Happy as the smaller twin was to earn his first state title, he said it was only mission half accompished.

"Jordan's got to get it done," Jacob said. "I'm praying for him."

Jordan Decatur was his normal dominant self in the early rounds. He opened with a 15-0 technical fall over Western Brown's Tanner Donathan, followed by an 8-0 win over Claymont's Maxx Peters in the quarterfinals.

In the semifinal, Jordan had a bit of a backyard battle on his hands, as he faced Woodridge's David Massey. Decatur left no doubt, pinning Massey in 1:49.

"I'm just excited," Jordan said. "Jacob and I have been competing against each other all our lives. We finally have a chance to accomplish our dreams."

Unlike Jacob, who faced McComas for the first time in final, Jordan had to deal with his nemesis in the final -- Canal Fulton Northwest's Hunter Kosco. Given the fact that Kosco pinned Jordan in the finals at the Alliance districts, Bergen said a change of strategy was in order.

"We wanted to be a lot more tactical in our offense, instead of usual when Jordan just shoots and shoots," Bergen said. "We wanted to snap his head and go behind. We were attacking the head the whole time."

"This time, I knew I had to try something different," Jordan said. "Everybody who I was sparring with this week, they were wrestling just like Hunter."

Although Jordan gave up the first takedown of the match, he escaped and the strategy seemed to work from then on. Jordan scored a takedown late in the first period and Kosco escaped, making it 3-3 after one period.

Starting from the down position in the second period, Jordan scored a reversal before Kosco escaped. Jordan then hit a huge takedown at the end of the second period, which nearly saw Kosco land on his head.

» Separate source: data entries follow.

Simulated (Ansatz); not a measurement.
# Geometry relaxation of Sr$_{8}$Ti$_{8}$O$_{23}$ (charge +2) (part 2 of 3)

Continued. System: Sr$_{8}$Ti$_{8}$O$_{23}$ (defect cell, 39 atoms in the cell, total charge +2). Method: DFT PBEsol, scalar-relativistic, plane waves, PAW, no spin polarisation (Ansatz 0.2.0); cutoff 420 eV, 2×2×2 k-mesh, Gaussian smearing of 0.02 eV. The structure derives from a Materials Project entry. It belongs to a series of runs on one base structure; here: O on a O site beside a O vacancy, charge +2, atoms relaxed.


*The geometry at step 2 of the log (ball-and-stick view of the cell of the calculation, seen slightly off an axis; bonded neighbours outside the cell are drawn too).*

"It just happened," Jordan said. "I got behind him and he tried to Gamby out of it. He just landed that way."

Up 7-4 after two periods, Jordan allowed Kosco to escape early in the third. Although he admitted he was paying defense late in the third period and was called twice for stalling, Jacob hung on for a 7-6 win and his first state title.

Once off the mat, Jordan was hugged by his cousin Skyler Decatur, who had placed eighth in Division I at 132 pounds for Akron Ellet.

CVCA had hoped that junior 113-pounder Matt Cardello also could reach the finals, but he finished one win shy of that goal.

"We're such a tight knit group. It feels like something's not right that Matt didn't make the finals," Bergen said. "The twins told me 'Coach, we're happy, but were sad that Matt's not there.'"

Cardello dominated his first two matches, beating Kenton Ridge's Bryce Davis by a 17-0 technical fall and beating Napoleon's Charley Bohls 9-2 in the quarterfinals.

In the semifinals, however, Cardello ran into Circleville's Nate Keaton. Keaton was able to tilt Cardello onto his back in the third period and score a 4-2 win. Keaton went on to win the 113-pound title.

Cardello rebounded well from the loss, beating Steubenville's Tim Young 11-5 in the consolation semifinals. In the third-place match, Cardello went to overtime with Western Brown's Brandon Lucas, but scored the winning takedown in the sudden victory period to win 4-2 and take third place.

CVCA also had freshman 220-pounder Breslin Walker compete at state, but he finished 1-2 and off the podium.

Walker lost his opening match 3-0 to Norwalk's Abdullah Silmi, but rebounded with an 8-5 win over River Valley's Breslin Walker. However, Walker was eliminated with a 7-3 loss to Steubenville's Drone Moore.

Given that he was only freshman at 220 pounds in Division II, Bergen was not worried about Walker's future.

"He's so driven," Bergen said. "We're already planning our offeseason workouts. He's beaten juniors and seniors to get here."